Troile, a philosopher who traveled widely since the destruction of the Second City, found the scholar-king, Meneleus of Sparta, most fascinating. At the end of the night, Troile took Meneleus to her haven north of the city; there they spent the next several months deep in conversation. Finally, Troile decided that Meneleus possessed all the elements required to make him worthy of immortality. Thus, Meneleus became Embraced by Troile into the Brujah.
Menele was told about the Brujah utopia founded in the city of Carthage by his clanmate Altamira, and eventually the pair made their havens there. He was amazed by what the Cainites of Carthage had accomplished and soon fell into the role of traveling diplomat due to his reputation as a mighty warrior and orator. When the Punic Wars began, Meneleus left the city to seek aid from the Nosferatu and Gangrel of the southern continent. He was therefore not in the city by the time the great betrayal came – some say at the hands of a beautiful Toreador named Helena, who was Meneleus' nemesis.
The New WorldEdit
After Carthage was utterly destroyed by the Roman legions, Menele hunted Helena down to the city of Pompeii. There, he voluntarily entered his first Frenzy in a thousand years, and his anger was combined with a powerful thaumaturgic ritual that awakened a spirit of fire inside Mt. Vesuvius. Everything around the volcano was destroyed, and Meneleus himself only escaped Final Death by jumping into the harbor. His Toreador nemesis also somehow survived the catastrophic destruction of Pompeii.
After this narrow escape, Helena was gaining the upper hand in the Old World through her ghoul Prias. Menele instructed his servants to sail westward with his torpid body searching for the what would modernly be known as the Americas. He somehow knew of the existence of the New World through ancient Phoenician legends, and became one of the first Cainites to make the voyage to the New World around 1415 CE. Once there, he was partially responsible for the Inca and Mayan rise to power, while trying to grow an army against his archrival in a "New Carthage".
The Spanish Conquistadors came, however, and wiped out the native population around the Yucatan peninsula under the guidance of Helena. Menele was forced to mingle with the Pueblo and flee to North America where he soon became a major influence over the Native American populations. For a long time, Menele dwelt peacefully in their midst, eventually even gaining the begrudging acceptance of the native Garou tribes of the region while he pursued further the elusive path of Golconda.

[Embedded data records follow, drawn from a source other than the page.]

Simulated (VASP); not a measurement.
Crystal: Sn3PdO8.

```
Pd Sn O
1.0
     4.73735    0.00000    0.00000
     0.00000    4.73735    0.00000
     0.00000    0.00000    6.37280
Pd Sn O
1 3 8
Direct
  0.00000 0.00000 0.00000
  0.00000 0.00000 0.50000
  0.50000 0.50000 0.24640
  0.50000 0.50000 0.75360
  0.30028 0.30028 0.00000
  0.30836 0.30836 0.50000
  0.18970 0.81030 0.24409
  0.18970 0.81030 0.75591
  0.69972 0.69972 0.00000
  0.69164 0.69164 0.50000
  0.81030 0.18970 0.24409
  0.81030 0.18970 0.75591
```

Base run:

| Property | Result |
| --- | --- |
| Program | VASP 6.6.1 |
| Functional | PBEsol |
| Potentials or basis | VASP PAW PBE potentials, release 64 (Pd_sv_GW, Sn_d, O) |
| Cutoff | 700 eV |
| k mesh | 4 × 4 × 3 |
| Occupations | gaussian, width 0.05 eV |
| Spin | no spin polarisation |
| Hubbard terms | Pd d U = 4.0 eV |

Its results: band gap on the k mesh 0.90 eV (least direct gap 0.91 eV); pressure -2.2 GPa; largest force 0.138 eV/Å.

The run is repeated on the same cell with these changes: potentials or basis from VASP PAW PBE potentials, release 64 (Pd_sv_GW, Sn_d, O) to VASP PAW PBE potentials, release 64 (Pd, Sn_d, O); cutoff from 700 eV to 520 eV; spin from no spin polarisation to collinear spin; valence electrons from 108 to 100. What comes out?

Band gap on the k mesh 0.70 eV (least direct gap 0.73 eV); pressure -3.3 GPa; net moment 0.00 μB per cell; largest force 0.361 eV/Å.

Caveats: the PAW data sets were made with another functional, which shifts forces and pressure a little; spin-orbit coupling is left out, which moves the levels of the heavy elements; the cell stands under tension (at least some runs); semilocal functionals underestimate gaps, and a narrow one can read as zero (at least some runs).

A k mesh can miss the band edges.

Peace was not meant to last. As Helena caught up to Meneleus, the rivals met again in the Battle of Fort Dearborn around 1812. The two methuselahs clashed in the middle of that struggle between the U.S. Army and the Native Americans, and as a result they both were tremendously wounded and succumbed to torpor. Nevertheless, their deep sleep did not mean the end of their feud, as they both called for their supporters through the disciplines of Presence and Auspex, waging a proxy war for the years to come.
During the epic War of Chicago in 1993, which saw the city's Cainites and Garou at each other's throats, Menele remained, for the most part, as an observer. But later, he made an attempt to use the Daughters of Cacophony to manipulate Helena via her pawn, the neonate Portia.
According to the Vampire 5th edition version of Chicago By Night, Menele has been drawn east by the Beckoning and so no longer slumbers under the city. The book also mentions that Critias has felt his bond to Menele snap, which may mean that Menele has died the final death.
- In Greek mythology, Menelaus was the first husband of Helen of Troy.
- Considering the time of his Embrace, Menele could be of the Leleges (aboriginals who predated the Greeks).